Wednesday, June 11, 2014


We were meant for each other. 

During the final months of her life Margie and I talked often about ultimate things. What made our love for each other so strong was our common faith. We prayed together often —while driving in the car, at mealtimes, often spontaneously in response to something good or bad that had happened, and every night at length. Our bedtime discussions and accompanying prayers were especially meaningful to us both. We savored our love for each other. We both were certain we were meant for each other, that our marriage was literally made in heaven. When I fell in love with Margie I had the feeling I had loved her before I ever knew her. She was the faceless girl of my dreams, the someone I was always hoping I would meet some day.
I say “faceless,” because unlike Walter Mitty I had no mental image of my “dream girl.” So when I finally did meet her, it was not as if I had seen her before. It was not love at first sight. We liked each other instantly and enjoyed each other’s company, but neither of us was thinking “This is it!” We were dating about once a week, when she was a sophomore at Wellesley and I was a newly commissioned Ensign, soon to be heading overseas.
One day many months later, while off duty aboard ship somewhere in the middle of the Pacific, I
was leaning on a rail, staring at the ocean, and daydreaming about all the girls I had known. Somebody had suggested that I had already met the girl I was going to marry. That intriguing idea had precipitated this extended reflection on all of my past female acquaintances, starting with my earliest puppy loves
and teen age infatuations continuing on through my most recent dates with women I had met on shore leave. In my reverie I kept coming back to Margie,  and it suddenly dawned on me that she was the one, she was that girl, the girl of my dreams!

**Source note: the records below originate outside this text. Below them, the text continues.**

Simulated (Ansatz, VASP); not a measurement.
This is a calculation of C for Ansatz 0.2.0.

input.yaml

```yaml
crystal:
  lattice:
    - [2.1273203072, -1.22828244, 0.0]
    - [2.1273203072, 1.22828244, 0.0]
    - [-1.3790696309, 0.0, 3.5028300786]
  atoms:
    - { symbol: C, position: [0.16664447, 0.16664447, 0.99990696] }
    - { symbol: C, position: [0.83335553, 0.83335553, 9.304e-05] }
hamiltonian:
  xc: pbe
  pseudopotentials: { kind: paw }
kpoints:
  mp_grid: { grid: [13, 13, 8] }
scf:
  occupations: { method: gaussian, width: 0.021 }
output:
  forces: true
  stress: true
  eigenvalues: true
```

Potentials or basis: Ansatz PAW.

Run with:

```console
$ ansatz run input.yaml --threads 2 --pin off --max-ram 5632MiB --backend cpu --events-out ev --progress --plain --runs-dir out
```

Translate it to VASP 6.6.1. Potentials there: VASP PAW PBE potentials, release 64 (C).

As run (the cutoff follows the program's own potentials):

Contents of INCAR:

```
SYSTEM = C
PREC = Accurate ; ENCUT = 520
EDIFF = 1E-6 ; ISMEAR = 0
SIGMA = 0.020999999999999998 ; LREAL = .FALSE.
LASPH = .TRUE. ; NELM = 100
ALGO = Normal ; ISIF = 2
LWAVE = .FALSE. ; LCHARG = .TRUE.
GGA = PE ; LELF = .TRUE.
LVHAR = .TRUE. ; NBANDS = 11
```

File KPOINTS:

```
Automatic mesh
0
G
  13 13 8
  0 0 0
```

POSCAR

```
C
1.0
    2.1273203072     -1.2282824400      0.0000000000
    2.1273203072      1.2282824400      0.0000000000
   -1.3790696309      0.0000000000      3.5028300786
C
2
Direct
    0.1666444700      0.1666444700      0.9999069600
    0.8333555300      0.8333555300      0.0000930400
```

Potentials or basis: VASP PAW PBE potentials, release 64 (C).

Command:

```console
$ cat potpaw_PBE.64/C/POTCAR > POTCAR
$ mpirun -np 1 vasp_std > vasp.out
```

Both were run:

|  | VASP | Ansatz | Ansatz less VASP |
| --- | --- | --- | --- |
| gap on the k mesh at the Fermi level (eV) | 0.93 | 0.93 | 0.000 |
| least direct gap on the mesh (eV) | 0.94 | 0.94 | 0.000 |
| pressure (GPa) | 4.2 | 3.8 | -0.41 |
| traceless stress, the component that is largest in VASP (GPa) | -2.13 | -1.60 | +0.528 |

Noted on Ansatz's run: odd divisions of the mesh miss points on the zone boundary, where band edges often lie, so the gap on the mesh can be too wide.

I panicked instantly at the thought that I had missed my opportunity. I was in the middle of nowhere and there was nothing I could do about it. I went to my cabin and wrote Margie a letter, which of course could not be mailed until we reached port, and which, I later learned, she  never received.
After being discharged from the Navy, I returned to Princeton to complete my undergraduate course. Margie and I reconnected and soon were deeply in love. Ours was a beautiful love affair, as we both became convinced that we were meant for each other. In March of my senior year I wrote a letter to Margie in which I committed myself to her —heart, mind, and soul. It was the first time I had ever told any girl in writing that I loved her, for to me this was a life-time commitment. I knew that Margie was the one with whom I wanted to spend the rest of my life. I was committing myself to a new way of life —no more flings, no more escapades, nor more flirtations.
Margie and I were engaged in June, 1947, after our respective graduations from Princeton and Wellesley, and married the following January. Our love deepened and matured with the years, as we experienced the deaths of our oldest son, our parents, my brother, her older sister, our beloved aunts and uncles, and many other relatives and close friends.  Our deepening faith gave our love a theological dimension, which has greatly impacted my coping with the grief and loneliness I am experiencing following her death.
I’ll discuss that in FAITH, LOVE, AND GRIEF - PART THREE.


  1. I never tire of hearing this story, Dad.

  2. Yours was so obviously a marriage made in heaven. I always thought the two of you led by example.
    Sharing your thoughts is a real gift to all of us who love you. Thinking of you -

  3. Thank you, Sandy. The same applies to your Mom and Dad.

  4. My friend Joanie Marr turned me on to your writing...thank you!